/crawly

Web crawler in python.

Primary LanguagePythonMIT LicenseMIT

crawly

crawly crawls the web from a set of seed urls. It sends a request to the urls, parses the urls from the response received, stores them in a repository and prints them to STDOUT as it fetches them. If number of urls to be fetched is specified, it stops crawling after successfully fetching specified number of urls.

dependencies

usage

$ python main.py [-h] [-s SEED_URLS [SEED_URLS ...]] [-c COUNT]

optional arguments:
  -h, --help            show this help message and exit
  -s SEED_URLS [SEED_URLS ...], --seed_urls SEED_URLS [SEED_URLS ...]
                        Set of seed urls
  -c COUNT, --count COUNT
                        Number of links to be fetched

sample execution comamnd

The following command starts crawling from a set of urls [https://www.python.org, https://docs.python.org] and stops when 10 urls are successfully fetched. If no seed url is specified, it takes https://www.python.org as the default seed url. If no count is specified, it infinitely crawls the web until it receives a keyboard interrupt.

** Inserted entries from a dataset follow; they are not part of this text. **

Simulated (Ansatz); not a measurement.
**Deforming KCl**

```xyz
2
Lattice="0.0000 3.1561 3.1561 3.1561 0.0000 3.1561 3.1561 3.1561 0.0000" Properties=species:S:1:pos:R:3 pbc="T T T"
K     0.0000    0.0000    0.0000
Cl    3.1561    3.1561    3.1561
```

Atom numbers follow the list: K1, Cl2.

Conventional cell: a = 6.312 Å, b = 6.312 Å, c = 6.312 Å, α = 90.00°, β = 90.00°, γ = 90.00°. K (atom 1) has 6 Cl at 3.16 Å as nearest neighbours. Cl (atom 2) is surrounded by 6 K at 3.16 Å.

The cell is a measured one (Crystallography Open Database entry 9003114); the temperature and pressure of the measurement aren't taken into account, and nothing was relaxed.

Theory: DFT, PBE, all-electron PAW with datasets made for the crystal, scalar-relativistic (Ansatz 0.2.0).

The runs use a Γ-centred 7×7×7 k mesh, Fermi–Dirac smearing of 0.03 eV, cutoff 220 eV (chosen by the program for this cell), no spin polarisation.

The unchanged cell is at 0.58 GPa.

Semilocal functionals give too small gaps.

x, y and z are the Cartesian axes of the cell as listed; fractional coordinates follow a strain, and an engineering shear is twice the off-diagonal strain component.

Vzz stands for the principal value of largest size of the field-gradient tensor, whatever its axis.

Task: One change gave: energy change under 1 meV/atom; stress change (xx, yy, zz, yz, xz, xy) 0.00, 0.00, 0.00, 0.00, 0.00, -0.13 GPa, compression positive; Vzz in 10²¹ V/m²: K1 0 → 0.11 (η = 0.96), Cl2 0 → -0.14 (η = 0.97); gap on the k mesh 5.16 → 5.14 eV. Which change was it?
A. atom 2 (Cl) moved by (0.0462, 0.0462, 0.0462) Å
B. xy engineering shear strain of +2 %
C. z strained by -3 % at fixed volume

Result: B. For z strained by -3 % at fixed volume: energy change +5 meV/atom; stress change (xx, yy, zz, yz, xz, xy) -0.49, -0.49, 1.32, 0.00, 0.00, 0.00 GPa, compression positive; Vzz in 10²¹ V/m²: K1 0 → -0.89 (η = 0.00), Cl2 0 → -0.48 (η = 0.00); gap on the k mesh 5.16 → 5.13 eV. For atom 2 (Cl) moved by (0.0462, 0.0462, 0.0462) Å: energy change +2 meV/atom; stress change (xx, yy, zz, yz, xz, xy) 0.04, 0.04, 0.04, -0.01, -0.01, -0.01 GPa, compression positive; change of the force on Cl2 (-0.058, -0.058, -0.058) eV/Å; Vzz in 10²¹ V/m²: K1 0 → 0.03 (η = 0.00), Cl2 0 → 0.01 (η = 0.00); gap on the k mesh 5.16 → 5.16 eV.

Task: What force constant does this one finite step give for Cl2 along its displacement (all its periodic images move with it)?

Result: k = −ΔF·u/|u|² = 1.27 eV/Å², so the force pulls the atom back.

$ python main.py --seed_urls 'https://www.python.org' 'https://docs.python.org' --count 10

logs

All logs (debug, error, info) generated during the execution of the program are stored in logs/crawly.log.

make commands

  • make clean
    Clears all the .pyc and .log files generated during execution of the program.

  • make clean-logs
    Clears only the .log files generated during execution of the program.

  • make clean-pyc Clears only the .pyc files generated during execution of the program.

  • make run Executes the program taking https://www.python.org as the default seed url and crawls until it receives a keyboard interrupt.

next-milestone

  • Multithreaded or distributed crawler that issues many HTTP requests in parallel
  • Obey robots.txt before crawling a website
  • Skip fetching image, video and document urls